12 March 2010

The Today Programme and Duncan Green

So Duncan Green (Oxfam) and I were on the Today show this morning (BBC Radio 4) for our 60 second conversation with Jim Naughtie, talking about how much aid makes it to where it is supposed to go.

My 3 points were:

1. Aid has a track record of transforming the lives of hundreds of millions of people via immunizations, schooling, microfinance start-ups, famine aversion, crops that are drought tolerant, cash transfers that protect the poorest against shocks…the list goes on.

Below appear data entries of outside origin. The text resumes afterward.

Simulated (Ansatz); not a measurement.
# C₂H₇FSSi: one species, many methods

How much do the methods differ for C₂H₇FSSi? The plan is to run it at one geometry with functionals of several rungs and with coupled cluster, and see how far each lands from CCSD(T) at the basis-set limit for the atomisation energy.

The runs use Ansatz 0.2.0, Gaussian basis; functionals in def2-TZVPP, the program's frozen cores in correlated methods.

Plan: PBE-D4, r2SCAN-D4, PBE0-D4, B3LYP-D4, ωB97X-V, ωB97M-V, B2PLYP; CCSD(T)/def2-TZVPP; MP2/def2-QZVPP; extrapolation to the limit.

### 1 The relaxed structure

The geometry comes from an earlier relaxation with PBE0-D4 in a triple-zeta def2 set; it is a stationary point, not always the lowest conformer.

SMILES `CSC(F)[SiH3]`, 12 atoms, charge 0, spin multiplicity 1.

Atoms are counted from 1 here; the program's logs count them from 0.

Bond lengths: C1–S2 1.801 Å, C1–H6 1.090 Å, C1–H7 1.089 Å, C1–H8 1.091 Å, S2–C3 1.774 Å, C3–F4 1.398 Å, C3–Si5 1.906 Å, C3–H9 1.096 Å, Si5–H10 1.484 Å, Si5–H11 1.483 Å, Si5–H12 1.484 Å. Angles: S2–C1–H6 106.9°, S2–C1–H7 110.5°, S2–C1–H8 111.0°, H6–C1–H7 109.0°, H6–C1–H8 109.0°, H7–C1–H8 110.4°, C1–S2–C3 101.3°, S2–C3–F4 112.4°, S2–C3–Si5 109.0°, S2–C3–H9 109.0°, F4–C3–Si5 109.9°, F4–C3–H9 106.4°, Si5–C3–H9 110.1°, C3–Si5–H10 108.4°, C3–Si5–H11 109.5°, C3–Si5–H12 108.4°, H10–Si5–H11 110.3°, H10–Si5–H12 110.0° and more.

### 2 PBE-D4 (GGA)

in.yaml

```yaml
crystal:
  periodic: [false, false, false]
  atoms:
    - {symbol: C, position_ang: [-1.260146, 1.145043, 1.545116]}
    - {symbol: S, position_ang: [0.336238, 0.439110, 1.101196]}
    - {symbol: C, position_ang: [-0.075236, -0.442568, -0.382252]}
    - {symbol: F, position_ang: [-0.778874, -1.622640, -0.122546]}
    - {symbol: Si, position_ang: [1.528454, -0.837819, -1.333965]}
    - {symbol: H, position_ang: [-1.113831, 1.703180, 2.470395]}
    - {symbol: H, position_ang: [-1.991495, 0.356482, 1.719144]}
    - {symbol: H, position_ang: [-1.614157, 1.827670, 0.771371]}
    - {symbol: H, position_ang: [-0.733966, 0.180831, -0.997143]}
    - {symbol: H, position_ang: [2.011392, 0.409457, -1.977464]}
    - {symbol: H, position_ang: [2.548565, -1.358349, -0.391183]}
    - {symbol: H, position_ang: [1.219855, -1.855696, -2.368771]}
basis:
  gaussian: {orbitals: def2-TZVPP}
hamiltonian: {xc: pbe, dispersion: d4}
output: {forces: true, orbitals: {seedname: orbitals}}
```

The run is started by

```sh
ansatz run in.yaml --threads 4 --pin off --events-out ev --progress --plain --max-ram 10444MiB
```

2. Diversion of aid is unacceptable and must be minimized, but diversion is not confined to aid—Roger Riddell cites a study that concludes that 16% of the money for the Hurricane Katrina and Rita victims in the US was siphoned off.

3. Diversion can be reduced through transparency and commitment infrastructure. A study found that only about 20% of the resources allocated to 250 schools in Uganda were getting through to them. Publication and notification of how much the schools should receive helped change the dynamic (although was not sufficient on its own) -- much more of the funding got through just a few years later.

Commitment mechanisms such as participatory budgeting, community scorecards, stakeholder audits, constituent feedback, publication of spending data, and impact evaluations hold a lot of promise for fixing the broken feedback loop in international development, and we need more scaling up of successful pilots.

Duncan noted that the exchange with the usually tough Today interviewers was not exactly gladiatorial. I say be careful what you wish for.